Federal agents allege a Kendall woman is at the center of a conspiracy involving the sale of false U.S. visas to Colombian drug dealers and guerrillas for $10,000 each.
Jay Weaver, herald.com (FL), Apr. 7
A former State Department employee has been charged with illegally selling hundreds of doctored visas from the U.S. Embassy in Mexico City, with some ending up in the hands of Colombian drug traffickers and ”terrorist” guerrillas.
Julieta Quiroz, 49, a mother of three from Kendall, is accused of pocketing at least $345,000 for approving about 180 visa requests to enter the United States, the majority for no-show applicants.
Federal law mandates that applicants be present in order to be considered and interviewed for a visa. The only applicants excluded are diplomats.
Her arrest comes at a time when the federal government is increasingly worried about terrorists illegally entering the country using fraudulent visas or passports.

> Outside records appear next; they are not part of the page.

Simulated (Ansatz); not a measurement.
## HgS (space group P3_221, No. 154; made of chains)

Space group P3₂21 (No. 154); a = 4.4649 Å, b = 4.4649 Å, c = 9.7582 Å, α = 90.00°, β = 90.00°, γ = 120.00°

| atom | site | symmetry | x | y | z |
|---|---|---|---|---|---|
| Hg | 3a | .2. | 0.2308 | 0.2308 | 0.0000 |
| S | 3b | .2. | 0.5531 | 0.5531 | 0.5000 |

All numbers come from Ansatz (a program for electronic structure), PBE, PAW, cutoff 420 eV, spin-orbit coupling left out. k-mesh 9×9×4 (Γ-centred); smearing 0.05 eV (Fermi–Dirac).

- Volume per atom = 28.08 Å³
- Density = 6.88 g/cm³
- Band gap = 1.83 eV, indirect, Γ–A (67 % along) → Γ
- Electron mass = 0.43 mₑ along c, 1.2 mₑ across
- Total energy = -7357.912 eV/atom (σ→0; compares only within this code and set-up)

The Justice Department has stepped up prosecutions of individuals trying to enter the United States with false paperwork.
Quiroz, agents say, “engaged in a complicated and extremely lucrative criminal conspiracy with others to unlawfully issue United States visas in exchange for financial compensation.”
The criminal affidavit didn’t say whether any drug traffickers or rebels used the visas to enter the United States.
The former consular associate is accused of conspiring with a Colombian couple who allegedly arranged for traffickers and guerrillas with the Revolutionary Armed Forces of Colombia — FARC, a rebel group — to obtain visas through the mail for $10,000 each.
Quiroz, arrested Friday, was released Monday on bond. She is charged with conspiring to commit visa fraud, visa fraud and bribery of a public official — which carry a maximum penalty of 35 years in prison.
Her attorney, David O. Markus, said the charges don’t allege that Quiroz knew that potential cartel members and revolutionaries would receive the phony visas.
“At this point, Ms. Quiroz looks forward to contesting these charges and proceeding with this case,” Markus said.
Also arrested Friday was Olga Elena Ramirez, 47, of North Miami, who faces the same charges as Quiroz. She also bonded out. Her estranged husband, Juan Carlos Ramirez, is also wanted on the same criminal charges but is believed to be in Mexico.
Agents say the Ramirezes paid Quiroz for the visas. Juan Carlos Ramirez was the link to the Colombian cartels and laundered their money, investigators say.
Attorney Jose Quiñon, who represents Olga Ramirez, declined to comment.
Assistant U.S. Attorney Larry Bardfeld and the Immigration and Customs Enforcement Agency also declined to comment.
The next step following the arrest is likely to be an indictment, which is now under consideration by a federal grand jury in Miami.
The case was born after federal informants and a Colombian drug trafficker, convicted in the major cocaine investigation Operation Millennium, tipped off agents to the visa scheme.
According to one witness, Olga Ramirez, aka Olga Serna, and her husband were living in Mexico City when Olga Ramirez said that a woman named ”Julieta” got her visas at the U.S. Embassy in Mexico City for $10,000 each, court records show.
Olga Ramirez told the witness that she obtained more than 400 visas through ”Julieta,” including 50 for members of the FARC, the criminal affidavit said.
Agents have only been able to account for 180 phony visas approved by Quiroz.
The informant said the well ran dry when ”Julieta” came under investigation and was moved to a U.S. Embassy in Central America.
Federal agents inspected State Department personnel records and linked ”Julieta” to Julieta Quiroz.
DENIED A VISA
One Colombian informant, Mario Astaiza, convicted in the Operation Millennium case, told an ICE agent that he was denied a visa under his true identity in Bogotá in 1999.
Two years later, Astaiza said Juan Carlos Ramirez provided him with false Mexican identity papers — a Mexican birth certificate and passport — for $2,000 and then arranged through his wife, Olga, to obtain a false visa from Quiroz at the U.S. Embassy for $10,000.
Astaiza told the agent that he was issued the visa under a fictitious name, which was later confirmed with State Department records.
James M. Burke, a State Department agent, showed one informant 180 photos of Colombian national visas approved by Quiroz from July 2000 to July 2002.
The informant identified 34 of the visa recipients as having ”an affiliation” with drug traffickers.
Burke soon checked Quiroz’s bank accounts at Washington Mutual and Navy Federal Credit Union and they showed more than $345,000 in ”unexplained income” from July 2000 to August 2003.
Bank records indicate that Quiroz and her husband, a State Department employee not charged in the case, should have earned $243,384.44 during that period.
However, their income was $588,649.11.